Some of you following my micro-blogging on Twitter might already know about it: In the last few months I have been busy developing a new application. What initially just started out as a re-write of the user interface of Quasar Media Player has turned into a completely new application called QuasarMX. It is based on the very core of Quasar Media Player but stripped of all the legacy and third-party code. The completely new UI is based on Qt Quick / QML, a new technology which simplicity and elegance I fell in love with over the past year. For me QuasarMX also marks the start of two experiments:
1. How many platforms and operating systems can I port my app to?
2. Is there any commercial viability at all in publishing the software to various app stores (Nokia Ovi store, Android Market etc.) ?
The first experiment is important to me. Now that Nokia put the Qt project into open governance, the Qt community has the unique opportunity to extend primary platform support to Android, iOS and possibly even Windows Phone 7, thus extending the possible market cap and audience for mobile apps based on Qt dramatically. This experiment is largely about experiencing first hand what changes are required to get my application running on these platforms and as a matter of fact what needs to be done in projects like Necessitas (Qt on Android) to make that goal happen.

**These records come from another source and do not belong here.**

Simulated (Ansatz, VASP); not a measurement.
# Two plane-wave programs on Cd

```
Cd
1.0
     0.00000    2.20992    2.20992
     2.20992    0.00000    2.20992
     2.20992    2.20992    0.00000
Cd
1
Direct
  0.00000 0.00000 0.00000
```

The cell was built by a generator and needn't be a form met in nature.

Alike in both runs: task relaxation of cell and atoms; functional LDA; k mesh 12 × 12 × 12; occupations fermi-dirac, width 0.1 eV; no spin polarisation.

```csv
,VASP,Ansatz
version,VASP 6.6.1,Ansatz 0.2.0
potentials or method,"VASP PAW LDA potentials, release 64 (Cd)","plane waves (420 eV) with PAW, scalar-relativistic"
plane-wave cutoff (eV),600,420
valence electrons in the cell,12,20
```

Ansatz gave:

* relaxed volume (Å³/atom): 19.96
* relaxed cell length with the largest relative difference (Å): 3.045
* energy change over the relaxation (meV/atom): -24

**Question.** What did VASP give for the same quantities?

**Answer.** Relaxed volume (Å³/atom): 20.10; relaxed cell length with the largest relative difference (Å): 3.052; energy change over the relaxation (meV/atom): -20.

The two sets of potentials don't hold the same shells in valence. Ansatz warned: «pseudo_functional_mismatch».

As for the second experiment I am actually just interested in getting to know the mechanics of the various app stores. I am pretty confident that there is little to no money to be made from yet another music player app. Yet, it is still interesting to see what happens, what works and what not, especially in regards to future apps.
In July Nokia accepted my application and invited me into the Qt Ambassador program. As part of this program Nokia loaned a N950 developer device to me, which I extensively used to develop and test the Harmattan UI for QuasarMX. The new user interface is very much inspired by the simplicity of the MeeGo Harmattan Swipe UI.